Emeritus Professor John Scott FAHA

Doctor of Letters
Friday 26 July 2019 - Orator: George Ferzoco
 

Deputy Vice-Chancellor,

The great poet and critic T.S. Eliot famously declared: [quote] ‘Dante and Shakespeare divide the modern world between them; there is no third.’ [unquote] You[GF1] , our graduates, who have devoted your studies to French, German, Portuguese, Russian, Spanish, and other languages, will have ample reason to prefer Molière, Goethe, Pessoa, Pushkin, Cervantes, and others as your own personal favourites. I simply hope everyone may agree that it is difficult to overlook Dante in any consideration of modern culture, even though he lived seven centuries ago. One need only think of how, earlier this year, Donald Tusk, President of the European Council, claimed a [quote] ‘special place in Hell’ [unquote] for certain people; after this declaration, a leading trend on Twitter was ‘Dante’.

The mind of Dante – the theologian, philosopher and linguist who is Italy’s most illustrious poet – has arguably been most clearly explained to today’s world by someone who was educated in this country, and who began his academic career in England – indeed, right here, at the University of Bristol. From 1955 to 1957, in his first professional post, John Alfred Scott was appointed to the Classics Department, under the legendary professors William Beare and H.D.F. Kitto. From Classics, he served as an adjunct to the Departments of English and of French, where he taught courses on Italian influence on their respective literatures. At that time, Bristol boasted the first and only Department of Drama in the UK. Its founder, Glynne Wickham, asked John to give courses on the Commedia dell’Arte and Pirandello. As ‘Junior Fellow in Italian’, John effectively started the teaching of Italian within our University, with language courses at all levels, and literature courses on Dante and other writers.

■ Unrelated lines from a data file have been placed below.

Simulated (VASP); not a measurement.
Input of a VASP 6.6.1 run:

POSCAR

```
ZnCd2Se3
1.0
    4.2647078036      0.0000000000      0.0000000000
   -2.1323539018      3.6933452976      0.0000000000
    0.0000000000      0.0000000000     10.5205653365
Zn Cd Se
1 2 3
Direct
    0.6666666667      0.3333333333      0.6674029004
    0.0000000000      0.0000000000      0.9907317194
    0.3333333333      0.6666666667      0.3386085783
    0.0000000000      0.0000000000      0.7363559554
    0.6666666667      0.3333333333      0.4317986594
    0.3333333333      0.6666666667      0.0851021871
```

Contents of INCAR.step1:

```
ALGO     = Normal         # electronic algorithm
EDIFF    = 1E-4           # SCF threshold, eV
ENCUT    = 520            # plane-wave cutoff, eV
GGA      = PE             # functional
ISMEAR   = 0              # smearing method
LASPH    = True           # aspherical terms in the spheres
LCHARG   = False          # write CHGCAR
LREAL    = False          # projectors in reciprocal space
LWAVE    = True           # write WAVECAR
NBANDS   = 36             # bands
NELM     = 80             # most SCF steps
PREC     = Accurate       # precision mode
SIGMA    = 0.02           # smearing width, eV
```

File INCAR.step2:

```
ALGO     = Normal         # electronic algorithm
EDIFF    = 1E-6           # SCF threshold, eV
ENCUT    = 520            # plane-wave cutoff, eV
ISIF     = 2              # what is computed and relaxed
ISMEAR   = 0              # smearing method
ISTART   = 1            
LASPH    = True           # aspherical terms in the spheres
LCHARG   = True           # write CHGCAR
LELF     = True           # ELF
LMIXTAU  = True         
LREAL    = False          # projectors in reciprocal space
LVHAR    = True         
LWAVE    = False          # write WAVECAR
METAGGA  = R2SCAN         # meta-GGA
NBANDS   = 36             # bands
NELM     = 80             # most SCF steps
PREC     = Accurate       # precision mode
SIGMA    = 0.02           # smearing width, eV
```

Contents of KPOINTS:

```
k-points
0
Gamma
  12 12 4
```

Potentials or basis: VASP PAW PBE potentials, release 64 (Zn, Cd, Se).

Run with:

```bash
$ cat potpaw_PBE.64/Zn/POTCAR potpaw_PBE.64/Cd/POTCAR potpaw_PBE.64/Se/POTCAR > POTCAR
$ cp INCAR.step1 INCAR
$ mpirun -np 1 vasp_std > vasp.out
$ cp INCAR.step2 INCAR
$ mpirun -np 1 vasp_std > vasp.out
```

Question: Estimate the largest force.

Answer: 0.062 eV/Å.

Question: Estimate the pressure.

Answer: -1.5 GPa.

Not surprisingly, news of this gifted young scholar spread rapidly, and he was soon snatched by Berkeley, from which he was in turn poached by Reading, where he helped to establish its Italian Department and served not only as its head but also as director of Reading’s interdisciplinary Centre for Medieval Studies. In 1978 John moved to the University of Western Australia, his base for the past forty years. With his wife Simone, John has frequently traversed his adopted homeland, building as many bridges as possible involving Australia’s sizeable Italian community by organizing concerts, dramatic productions and exhibitions, and giving public lectures. Not only that: shortly after moving to Australia, John led a group of renowned academics from around the world, invited to Italy in order to report on the state of higher education there. The group’s work involved meeting not only professors and students but also a variety of trade unionists, politicians, and businessmen.

While engaged in such activities, John’s scholarly output never diminished. He has published – along with over 100 articles, translations and lengthy reviews – four landmark volumes on Dante. His most wide-reaching book is the 2004 Understanding Dante , selected as one of the outstanding English-language academic titles published that year, and hailed by the Times Literary Supplement as [quote] ‘the richest and clearest account in any language of Dante’s oeuvre’ [unquote]. The excellence of this book is such that Italian publishers fell over themselves to put out a version of this book, written by a non-Italian, for Italian readers. This augmented 680-page edition has been hailed in Italy as the best account of Dante’s thought and writings, and this year a second edition – now over eight hundred pages long – has been published.

John Scott’s scholarship is the fruit of true interdisciplinarity, involving research in cognate areas of textual and visual history, literature, philosophy, and religion and theology. John is a great Dante scholar precisely because of the breadth and depth of his cultural and intellectual pursuits. Similarly, our own University aims for its scholars, students, and alumni to be engaged in activities that cross boundaries. This is evidenced precisely in the teaching of Dante at Bristol, the only English university to teach Dante not just in an Italian department but in the disciplines of Religion and Theology, too. This teaching is supported by the activities and renown of our Centre for Medieval Studies, which is about to celebrate its silver anniversary, and which is co-directed by our French Department’s Dr Marianne Ailes.

John Scott maintains strong ties with Bristol. He visits his family and friends here when possible; many have joined us today on this festive occasion. His niece, Juliette Scott, earned a PhD from our School of Modern Languages three years ago. Two years ago another niece, Abigail Bamber, heroically saved the life of the victim of an attack, and received from Avon and Somerset Police an award for her bravery.

From Bristol to the world, John’s scholarship and cultural activities have won him many distinctions. One of them, from the City of Florence and the Italian Dante Society, is the ‘Silver Florin’, a sort of ‘keys to the City of Florence’, awarded for the body of John’s work on Dante. Another is his receiving from Rome not one but two Italian honorific knighthoods: first, as Cavaliere Ufficiale (a rank senior to that of Silvio Berlusconi!) and then the even more exalted Commendatore.

Bristol is pleased to add to these distinctions by including John Scott as a recipient of one of our honorary degrees. Not bad going for an English lad who, in 1947 at age fifteen, picked up the unassuming book Teach Yourself Italian  and fell in love with Italian culture.

Deputy Vice-Chancellor, I present to you John Alfred Scott as eminently worthy of the degree of Doctor of Letters honoris causa.